Many forces are at work on towers. Gravity and the dead load of the tower push down, the ground pushes back up, and small air movements push from the side. A foundation distributes the load into the surrounding ground material and can help balance the sideways wind force. The size of the foundation depends on the strength of the supporting ground. A foundation placed in rock can be smaller than a foundation placed in sand or mud.
Challenge your students this week to build the tallest tower they can. You can use any materials you like, such as blown up balloons, uncooked spaghetti or newspapers and tape. Remind students to think all the ways they can alter the materials they are working with. Encourage them to think about shapes and stability. Reinforce that this is not a competition between groups, but rather a chance to learn from others' discoveries so that looking at what other groups are doing is good. Remind them that they may use the tape to stiffen the materials such as paper, particularly at the base, or to hold stable shapes such as triangles or columns together.

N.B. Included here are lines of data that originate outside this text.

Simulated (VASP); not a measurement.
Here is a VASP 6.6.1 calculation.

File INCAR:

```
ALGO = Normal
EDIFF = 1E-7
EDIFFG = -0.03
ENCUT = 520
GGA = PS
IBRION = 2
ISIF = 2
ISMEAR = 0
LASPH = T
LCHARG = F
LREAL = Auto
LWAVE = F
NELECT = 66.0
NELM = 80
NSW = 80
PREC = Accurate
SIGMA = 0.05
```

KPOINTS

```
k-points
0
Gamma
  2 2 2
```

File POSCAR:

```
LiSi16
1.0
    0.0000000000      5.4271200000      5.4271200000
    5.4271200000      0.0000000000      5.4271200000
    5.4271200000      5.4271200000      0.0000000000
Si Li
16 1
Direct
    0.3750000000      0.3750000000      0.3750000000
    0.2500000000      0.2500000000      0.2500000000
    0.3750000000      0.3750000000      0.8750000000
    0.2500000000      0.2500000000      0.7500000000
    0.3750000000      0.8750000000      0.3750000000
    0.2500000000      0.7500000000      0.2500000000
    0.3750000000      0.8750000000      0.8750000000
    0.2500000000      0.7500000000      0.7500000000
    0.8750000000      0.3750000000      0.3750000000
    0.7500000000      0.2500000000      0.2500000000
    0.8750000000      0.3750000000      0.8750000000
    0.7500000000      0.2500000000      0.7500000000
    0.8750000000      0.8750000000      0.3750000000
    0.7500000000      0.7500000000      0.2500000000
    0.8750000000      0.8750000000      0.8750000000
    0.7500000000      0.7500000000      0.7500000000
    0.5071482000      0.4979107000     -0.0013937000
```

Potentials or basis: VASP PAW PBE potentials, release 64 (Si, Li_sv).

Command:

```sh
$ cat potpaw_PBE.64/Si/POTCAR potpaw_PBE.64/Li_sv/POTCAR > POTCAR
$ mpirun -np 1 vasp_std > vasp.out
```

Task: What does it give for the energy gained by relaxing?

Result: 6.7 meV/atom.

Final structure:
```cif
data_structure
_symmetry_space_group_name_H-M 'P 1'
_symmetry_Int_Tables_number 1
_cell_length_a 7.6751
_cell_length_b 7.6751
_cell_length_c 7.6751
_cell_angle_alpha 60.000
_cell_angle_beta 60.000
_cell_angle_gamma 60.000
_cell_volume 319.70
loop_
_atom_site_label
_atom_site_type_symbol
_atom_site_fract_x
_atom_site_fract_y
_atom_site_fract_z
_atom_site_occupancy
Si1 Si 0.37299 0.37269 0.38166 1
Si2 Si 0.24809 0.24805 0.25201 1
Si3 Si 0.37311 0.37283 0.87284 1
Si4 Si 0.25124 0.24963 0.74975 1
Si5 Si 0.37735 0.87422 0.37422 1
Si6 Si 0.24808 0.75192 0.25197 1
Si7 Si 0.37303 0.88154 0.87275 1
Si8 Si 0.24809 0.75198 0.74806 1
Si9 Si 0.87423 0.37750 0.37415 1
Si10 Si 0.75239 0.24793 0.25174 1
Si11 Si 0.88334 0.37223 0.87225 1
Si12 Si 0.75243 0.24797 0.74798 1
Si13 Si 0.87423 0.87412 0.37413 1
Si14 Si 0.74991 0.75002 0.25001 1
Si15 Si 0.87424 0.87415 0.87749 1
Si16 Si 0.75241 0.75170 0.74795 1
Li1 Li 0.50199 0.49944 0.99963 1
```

As groups finish and measure their towers, everyone should be encouraged take a group tour of the results, thinking about the creations in terms of what forces are affecting these towers. The dead load of the tower are pushing down, the surface is pushing back up, and small air movements are adding forces from the side. What different solutions did groups come up with to counteract these forces? What is similar about the taller structures? Encourage students to point out creative uses of shapes, fastening techniques, wide bases, and other solutions to balancing and stiffening their towers.